An American citizen has been kidnapped by gunmen in southern Niger, a senior official told AFP on Tuesday.
The American, described as the son of a missionary living in Niger, was abducted by six men armed with Kalashnikovs on the outskirts of Massalata, a village about 10 kilometres (six miles) from the border with Nigeria, said the prefect of the Birni Nkonni department, Ibrahim Abba Lele.
They left on three motorcycles, heading for the border, he said, an account confirmed by the village chief, Ibrahim Dagual.
A man named Bruce Walton told local radio station Niyya that his son Philip Walton had been kidnapped from his home overnight by armed men.
“During the night six men, possibly Fulani, came on foot,” he said, referring to a nomadic ethnic group also known as Peuls.
“They were looking for money in the house but there was not enough. There were only 20,000 CFA francs ($35, 30 euros). After that, they left with him,” he said.

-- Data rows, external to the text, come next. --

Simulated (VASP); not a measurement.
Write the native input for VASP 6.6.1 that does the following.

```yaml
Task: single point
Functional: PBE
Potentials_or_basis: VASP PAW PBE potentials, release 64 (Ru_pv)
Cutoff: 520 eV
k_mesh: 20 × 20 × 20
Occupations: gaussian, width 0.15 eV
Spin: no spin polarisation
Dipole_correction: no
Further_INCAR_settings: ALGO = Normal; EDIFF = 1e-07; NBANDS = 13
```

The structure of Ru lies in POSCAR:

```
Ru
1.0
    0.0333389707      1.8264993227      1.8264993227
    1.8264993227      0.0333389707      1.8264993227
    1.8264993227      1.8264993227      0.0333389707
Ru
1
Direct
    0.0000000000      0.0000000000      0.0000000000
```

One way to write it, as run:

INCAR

“All six men were armed,” Walton said, adding that they spoke in Hausa with a few words of English.
Philip Walton had been living in Massalata with his wife and a child for two years, according to his father, who himself lives in Birni Nkonni and has been in Niger for nearly 30 years.
The US State Department said it was aware of an American citizen abducted in Niger.
“We are providing their family all possible consular assistance,” it said.
Ransom Kidnappings
Niger lies in the heart of the vast and impoverished Sahel, which is struggling with a jihadist insurgency that has claimed thousands of lives and driven hundreds of thousands from their homes.
Several Westerners are currently hostage in the region.
They include American aid worker Jeffery Woodke, who was kidnapped in the central town of Abalak in October 2016 and is believed to have been taken to neighbouring Mali.
Niger’s President Mahamadou Issoufou said in September last year that he had information that Woodke was alive and in good health.
Three Europeans, including 75-year-old French charity worker Sophie Petronin, were released by their captors in Mali earlier this month under a prisoner swap arranged by the Malian government.
In August, six French aid workers and two Niger citizens were killed in the Koure wildlife reserve west of Niamey, in an attack claimed by the so-called Islamic State group.
Criminal gangs and cattle thieves often kidnap for ransom, and young Fulani herders make up many of the marauding gangs in northern Nigeria and other West African countries.
Niger also faces attacks by the Nigerian Islamist group Boko Haram on its southeastern borders.
In addition to deadly raids, Boko Haram has increasingly carried out cross-border ransom kidnappings.